A Sea of Scales: Fishing and Region Formation between Sicily and Tunisia since World War II

Date/Time
Date(s) - 10/30/17
12:00 pm - 1:30 pm

Location
Northwestern University - Harris Hall

Hosted by
Northwestern University


New Directions Lecture: A Sea of Scales: Fishing and Region Formation between Sicily and Tunisia since World War II — Naor Ben-Yehoyada

Northwestern University

Monday, October 30, 2017 12:00 PM – 1:30 PM

This talk follows the Mediterranean’s resurfacing as a transnational region. Naor Ben-Yehoyada will show how Sicilian poaching in North African fishing grounds transformed transnational political action, imaginaries, and relations in the central Mediterranean: how Sicilians and Tunisians came to regard each other as related. Professor Ben-Yehoyada will recount this process from the deck of a fishing boat from the fleet of Mazara del Vallo in south-western Sicily. From the trawler’s deck, he will focus on Mazara’s turbulent mid-20th-century history: from a relatively unimportant viticulture town to a central scene in Fish Wars, irregular migration, a trans-Mediterranean gas pipeline, and the rising importance of the Mediterranean in Italian politics since the 1970s.

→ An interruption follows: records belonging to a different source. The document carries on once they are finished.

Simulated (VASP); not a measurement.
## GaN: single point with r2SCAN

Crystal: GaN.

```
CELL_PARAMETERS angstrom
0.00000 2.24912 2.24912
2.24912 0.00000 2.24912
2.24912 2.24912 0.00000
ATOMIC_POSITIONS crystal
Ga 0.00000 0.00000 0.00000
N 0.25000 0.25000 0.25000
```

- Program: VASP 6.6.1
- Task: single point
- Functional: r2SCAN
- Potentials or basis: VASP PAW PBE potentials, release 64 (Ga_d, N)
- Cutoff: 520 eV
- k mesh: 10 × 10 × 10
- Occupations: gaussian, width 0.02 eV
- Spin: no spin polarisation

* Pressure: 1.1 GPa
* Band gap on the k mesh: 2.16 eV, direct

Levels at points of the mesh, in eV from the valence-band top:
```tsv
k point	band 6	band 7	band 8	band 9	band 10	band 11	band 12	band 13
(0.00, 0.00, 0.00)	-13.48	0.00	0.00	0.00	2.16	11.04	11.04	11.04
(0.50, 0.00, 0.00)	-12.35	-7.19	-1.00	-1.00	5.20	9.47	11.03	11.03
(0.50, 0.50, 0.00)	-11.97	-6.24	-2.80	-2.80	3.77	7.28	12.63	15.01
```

Naor Ben-Yehoyada is an assistant professor of anthropology at Columbia University. He specializes in maritime, political, and historical anthropology, specifically the maritime aspect of Israeli-Palestinian history and post-WWII region formation processes between Sicily and Tunisia. His book The Mediterranean Incarnate: Region Formation between Sicily and Tunisia since World War II was published by the University of Chicago Press in May 2017.

This lecture is part of the MENA program’s quarterly New Directions in Middle East and North African Studies series, which presents scholars from a range of disciplines taking new approaches to the study of the region.